Billy’s Inauspicious Beginning as Henry McCarty

The most likely start to Billy’s story begins with his being born in New York as Henry McCarty in 1859, only a couple of years before the start of the Civil War that transformed every aspect of American history, although no records exist to confirm his name or birthplace. Catherine McCarty emigrated from Ireland after the Great Famine of the 1840’s in search of a better life. She did her best to provide for her children and took them West rather than see them grow up in the New York slums. She was known as a jolly, cheerful lady and pretty much Billy’s only positive parental role model. His father had vanished and his new stepfather, William Antrim, was far more interested in gambling, gold prospecting and generally seeking his fortune. Antrim took considerably less interest in his stepson than he did in trying to get rich, often spending long periods away from home and doing little to provide a good example even when he was actually there. Billy’s mother was cut from better cloth. She baked pies, washed laundry, took paying lodgers into her home and did whatever was necessary and legal to provide for herself and her children. She was also dying from the final stages of tuberculosis even when she brought her family West.

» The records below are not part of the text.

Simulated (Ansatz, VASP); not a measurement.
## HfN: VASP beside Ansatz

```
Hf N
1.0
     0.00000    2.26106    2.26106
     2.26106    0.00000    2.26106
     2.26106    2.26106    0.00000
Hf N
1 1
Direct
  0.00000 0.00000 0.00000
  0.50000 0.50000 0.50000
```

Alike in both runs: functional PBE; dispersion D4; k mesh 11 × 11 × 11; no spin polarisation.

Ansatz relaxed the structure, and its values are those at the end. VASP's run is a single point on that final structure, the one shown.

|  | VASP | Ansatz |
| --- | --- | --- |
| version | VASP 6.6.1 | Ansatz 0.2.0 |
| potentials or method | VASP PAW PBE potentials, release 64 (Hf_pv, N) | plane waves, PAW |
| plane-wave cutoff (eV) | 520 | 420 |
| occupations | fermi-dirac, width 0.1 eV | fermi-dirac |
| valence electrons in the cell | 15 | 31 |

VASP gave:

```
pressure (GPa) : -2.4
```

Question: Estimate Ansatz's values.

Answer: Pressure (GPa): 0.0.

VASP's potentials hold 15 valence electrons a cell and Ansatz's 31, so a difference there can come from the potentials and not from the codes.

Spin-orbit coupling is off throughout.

It was only months after their arrival in the rough New Mexico town of Silver City that she died, leaving Billy effectively alone in the world at age 14. The loss of his single positive adult role model, his being young and impressionable, the ever-present bad influences in Silver City and sheer necessity meant that it wasn’t long before Billy turned to petty crime simply to survive.

His first recorded arrest was hardly indicative of his later infamy. Billy was arrested for stealing several pounds of cheese, hardly the work of a master criminal. Even the county sheriff who arrested him found him a likeable young lad whose crime was rooted in need rather than profit. His sympathy, however, was both short-lived and misplaced. Billy soon graduated to more serious crimes like handling stolen property, more serious thefts and was soon a regular feature at the town jail. Billy was also sometimes reckless and impulsive. He didn’t like being behind bars even for short periods and that caused his first big step into the higher leagues of crime when he escaped from the local jail (rather than doing the smart thing, finishing his brief sentence and going straight). In the absence of his parents, every young man needs a mentor. Unfortunately, Billy found one of a firmly criminal disposition.

 

Billy’s Mentor

 “Sombrero Jack” (whose real name has long since been lost) was a typical low-level burglar, cattle rustler and horse thief, nothing important in and of himself. But he was Billy’s first criminal mentor. He used Billy as a lookout during burglaries, stored stolen property in Billy’s rented boarding house room (protecting himself and having Billy risk the consequences of a surprise search). It was through Sombrero Jack that Billy began to make the acquaintance of more serious criminals. His mentors tutored him in cattle rustling, robbery, theft, gambling (Billy took to wearing a gambler’s pinkie ring, rings often used by cheats for secretly marking cards) and generally learning the skills necessary for a full-time outlaw, including the criminal use of firearms as every outlaw used them sooner or later.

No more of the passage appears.